In other words, if our belief is in a god who is essentially indifferent to the choices we make, the existence of such a god has no real bearing on our lives. The worldview of modernity is to make human beings their own gods. In this universe where everyone is god, there is no objective truth nor are there any moral absolutes to which everyone is accountable. We each can have our own view of what is true and good.
Tragically, when we attempt to eliminate God, in effect to assassinate our creator, we become alienated from our true self. We become confused about things as fundamental as the meaning of marriage, gender identity, the sanctity of life, the proper care for our planet and even the definition of love.
Our futile effort to satiate with material things our hunger for God leaves us spiritually starving. Time magazine was correct about one thing: How we answer “the God question” determines whether life is absurd or has meaning.
What does Easter say to us about God’s response to the cultural chaos ensuing from confusion about his existence? Easter reminds us that, as Christians, we believe in a God who died, but who is not dead.
God created us in his own image and gave us, among all his creatures, the unique gift of the freedom to choose the good or to reject it. God’s response to our rejection of his love is not to abandon us to dwell in the darkness created by our rebellion but rather to shower us with mercy.

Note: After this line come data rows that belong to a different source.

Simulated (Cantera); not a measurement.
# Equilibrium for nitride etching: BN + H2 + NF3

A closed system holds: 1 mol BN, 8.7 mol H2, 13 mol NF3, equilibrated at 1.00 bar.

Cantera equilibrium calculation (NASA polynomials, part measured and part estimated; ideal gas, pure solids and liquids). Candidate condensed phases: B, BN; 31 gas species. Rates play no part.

God comes to rescue us from sin that masquerades as freedom but in reality enslaves us to our disordered cravings. God comes to save us from the most devastating fruit of our rebellion — the tyranny of death that robs life of meaning and purpose.
The method of this rescue was not to use his almighty power to force us into submission to his will, but it was to become one with us in all things but sin. Like a special operations soldier dropped behind enemy lines, Jesus entered fully into our humanity, enduring unspeakable suffering because of our sin.
Jesus performs the ultimate and most daring of rescue missions as he submits himself to death at the hands of sinful men. In so doing, Our Lord broke the stranglehold of our disobedience by embracing the will of his Father and thus grasping on to the source of life itself. On Calvary, Jesus defeats humanity’s twin enemies, sin and death, by extending mercy from the cross and walking through death to life.
Jesus made himself a bridge for us over the troubled and chaotic waters of sin and death, providing us with a pathway to freedom and life. Jesus is the light that shattered the darkness of unbelief.
A world separated from God and his love is a land of darkness and gloom. Jesus pierced the darkness with the light of the Gospel. We believe in a God who died but is not dead, and who continues to animate the lives of his disciples with the truth, beauty and power of his Gospel.
God is alive! Jesus is risen! Alleluia!